More campaigns similar to the anti-migration billboard seen in Brussels, commissioned by Hungary's government, could be organised if the country's leaders are “rejected” by the European Parliament, Budapest's secretary of state for international communications told Euronews.
Zoltán Kovács said the billboard was commissioned in response to what he called the European Commission's “pro-migration agenda,” a policy that he claims most Europeans are against and poses a security risk to the region.
“We won't let it go if the Hungarian government is rejected,” he said.
The mobile billboard appeared on the streets of Brussels on Thursday with an image of Guy Verhofstadt — MEP, leader of the liberal ALDE group in the European Parliament and a fierce critic of Hungarian Prime Minister Viktor Orbán.
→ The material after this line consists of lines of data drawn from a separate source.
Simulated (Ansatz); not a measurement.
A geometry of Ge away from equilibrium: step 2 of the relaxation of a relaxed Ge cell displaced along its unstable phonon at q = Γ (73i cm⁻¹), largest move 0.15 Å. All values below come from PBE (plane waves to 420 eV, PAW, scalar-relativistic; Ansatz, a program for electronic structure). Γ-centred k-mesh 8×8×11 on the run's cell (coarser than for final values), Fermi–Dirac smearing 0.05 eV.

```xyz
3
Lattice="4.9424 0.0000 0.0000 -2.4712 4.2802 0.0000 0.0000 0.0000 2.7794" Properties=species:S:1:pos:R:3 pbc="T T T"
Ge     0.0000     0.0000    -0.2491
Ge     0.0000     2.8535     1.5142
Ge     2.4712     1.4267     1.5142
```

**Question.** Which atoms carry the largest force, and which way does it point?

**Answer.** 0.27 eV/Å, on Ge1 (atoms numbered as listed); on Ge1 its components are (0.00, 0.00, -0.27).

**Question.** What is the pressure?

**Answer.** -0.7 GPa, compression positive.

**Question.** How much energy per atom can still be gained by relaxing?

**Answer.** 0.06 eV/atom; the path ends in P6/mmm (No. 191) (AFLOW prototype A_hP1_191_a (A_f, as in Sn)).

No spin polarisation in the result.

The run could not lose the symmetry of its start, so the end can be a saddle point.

Kovács added the image of Verhofstadt was chosen as he is a “leading figure of pro-migration in the European parliament.”
The billboard said: "Hundreds have died in terrorist attacks since 2015 but Guy Verhofstadt says: 'We don't have a migration crisis.' This is insane!"
Brussels police stopped the van carrying the billboard, a police spokesperson told Euronews, to draw up a case against the driver but did not disclose on what grounds.
“They put out a van for a migration campaign and we did the same,” Kovács said as he accused Brussels of “double standards”.
Verhofstadt posted a message on his Twitter in response accusing Hungary of copying a similar campaign he ran earlier, but one that prompted migration and freedom of movement in Europe.
Verhofstadt, former Prime Minister of Belgium, said in October that the European Parliament should "cut Orbán loose and send him where he belongs; the dunghill of politics."
The police intervention prompted a response from Hungary, which accused Brussels of censorship.
Orbán has made anti-immigration policy his signature issue and his government has led eastern-European opposition to European Union quotas to distribute migrants around the bloc.
Orban followed the billboard incident closely and the Hungarian government is waiting for a formal explanation from Brussels, Kovács said.
Euronews contacted Guy Verhofstadt’s office for comment but it had not responded at the time of publication.